Pisella con Prosciutto di Parma: Sweet Peas Parma

Sweet Peas ParmaThis is an old and much loved springtime dish from Parma. Freshly picked peas are best but frozen tiny peas substitute successfully when fresh ones are unavailable. Serve the peas as a side dish with roasted or grilled main dishes.

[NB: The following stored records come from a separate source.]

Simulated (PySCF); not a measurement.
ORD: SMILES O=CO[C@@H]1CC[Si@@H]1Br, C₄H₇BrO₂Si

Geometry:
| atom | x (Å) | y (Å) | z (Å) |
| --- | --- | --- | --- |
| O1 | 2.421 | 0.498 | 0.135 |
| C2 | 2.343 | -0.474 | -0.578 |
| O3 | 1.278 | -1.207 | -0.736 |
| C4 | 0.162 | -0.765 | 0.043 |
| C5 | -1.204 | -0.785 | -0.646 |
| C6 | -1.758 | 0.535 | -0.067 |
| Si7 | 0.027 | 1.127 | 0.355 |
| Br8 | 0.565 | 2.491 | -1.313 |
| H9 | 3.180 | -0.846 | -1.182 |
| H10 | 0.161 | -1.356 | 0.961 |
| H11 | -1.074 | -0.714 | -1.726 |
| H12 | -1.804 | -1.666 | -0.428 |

Recipe for 6 to 8 as a side dish.

Ingredients and equipment:

  • 1 pound shelled sweet peas or 1 pound frozen tiny peas, defrosted by rinsing in a colander
  • 1 tablespoon butter
  • 2 tablespoons olive oil
  • 1 glove of garlic
  • 2 ounces Prosciutto di Parma
  • 3 tablespoons crushed canned tomatoes
  • Salt and pepper to taste


If using fresh peas, steam 4 to 8 minutes or until lightly cooked. When finished, rinse cold water to stop the cooking. If using frozen peas, rinse under cold water in a colander to defrost.

Heat the butter and olive oil over a medium heat. Lightly smash the garlic clove using a knife blade and your fist. Add the garlic to the butter and olive olive and swirl around. Once the garlic is golden brown, discard it. Don’t let the garlic brown or you’ll have a bitter taste. If you do burn the garlic, star over.

Coarsely chop the Prosciutto di Parma and add to the simmering butter and olive oil. Sauté for about 2 to 3 minutes until the pink color turns lightly brown. Make sure the tomatoes are well crushed with your hand and add to the pan. Cook until the mixture is thick.

Add the peas and cook over medium heat until warmed through stirring frequently. Season with salt and pepper and serve as a side dish. Don’t season earlier because the Prosciutto di Parma will add some salt.